Monday, December 23, 2013

Introductions

I've never been good at keeping a journal.  Or rather, I'll write in it for a time, and then I'll get distracted and not come back.  The reason I'm starting this blog, though, is specific, and maybe, because of that, I'll actually manage to do what I've never managed before.  Don't hold your breath.  Okay, maybe for a little bit.  Because this is something near and dear to my heart.  Not literally.  I've recently had some friends and family with heart problems, so I know that this who family/parenthood thing isn't actually near my heart, nor will the health of my heart have any real impact on it.  But that's how the saying goes, right?
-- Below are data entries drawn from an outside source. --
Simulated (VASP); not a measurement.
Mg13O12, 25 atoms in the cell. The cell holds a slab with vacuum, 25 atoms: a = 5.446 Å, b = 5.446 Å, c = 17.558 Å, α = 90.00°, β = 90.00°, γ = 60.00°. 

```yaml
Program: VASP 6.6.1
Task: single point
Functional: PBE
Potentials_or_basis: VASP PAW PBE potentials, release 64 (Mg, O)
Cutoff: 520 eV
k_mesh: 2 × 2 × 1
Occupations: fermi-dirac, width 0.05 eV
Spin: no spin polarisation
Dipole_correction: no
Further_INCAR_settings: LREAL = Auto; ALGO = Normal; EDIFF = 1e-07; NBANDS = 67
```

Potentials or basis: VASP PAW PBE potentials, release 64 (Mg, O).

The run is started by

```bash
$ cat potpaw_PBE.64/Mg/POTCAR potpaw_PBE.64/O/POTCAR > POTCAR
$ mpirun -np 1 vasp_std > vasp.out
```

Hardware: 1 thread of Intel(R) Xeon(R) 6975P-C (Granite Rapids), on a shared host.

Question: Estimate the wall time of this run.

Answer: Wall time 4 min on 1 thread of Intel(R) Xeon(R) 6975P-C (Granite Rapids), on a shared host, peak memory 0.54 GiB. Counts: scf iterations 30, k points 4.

So.  A bit about me, in case you somehow stumble across this in your readings and wonder what you stumbled across.

I'm thirty-six.  Female.  And in the process of getting divorced.  I'm also in the process of adopting.  And saying in the process is quite accurate for both.  It's one heck of a long process.  Filled with serious frustrations.  Sometimes I feel like everything in my life is telling me to hurry up, and then to waitwaitwait!  This blog is an attempt to write about the experience of the latter since, even though I've been married since I was twenty-two, this is the first time I've actively sought out and chosen the idea of having a family of my own.  A choice that ultimately has propelled me out of a marriage that had lots of issues (what marriage doesn't?) and down the path that I'm currently on.

Something else you should know about me, I'm a Heathen.  Likely, you don't even know what that means.  Most people don't.  Heathen is, at least for me, a religion and a culture both.  It's an embracing of the values that were held most dear by my ancestors, and putting aside the baggage of the last thousand and more years that came with the conversion to Christianity.  It's giving up the guilt and the shame, and instead embracing the virtues of my Northern European forebears.  Heathenry is a pagan path, the same way that Hinduism is a pagan path.  Needless to say, this complicates the adoption process.  That will be a post.  Maybe even a series of posts.  But it's also a big part of why having  a family means so much to me.  To leave it out of this blog would be a huge mistake.  That said, this isn't, at least at this time, a blog about my religion.  I might explore aspects of my religion that relate to family here, but this isn't a Heathen 101 blog.  Or even a blog about how I found and am traveling my spiritual path.

So, thank you for reading this, no matter how you found it.  I look forward to writing it as I can.  Maybe having my thoughts on this journey out here for the world to read will encourage others like me to take the dive into the adoption pool.  Or maybe it will scare them off.  Maybe it will show people that the values that I have embraced in my spiritual path only strengthen my commitment to family.  But no matter what, know that this is a journey that I'm excited to be on, because in the end, I'll have the most important thing in the world.  A Family.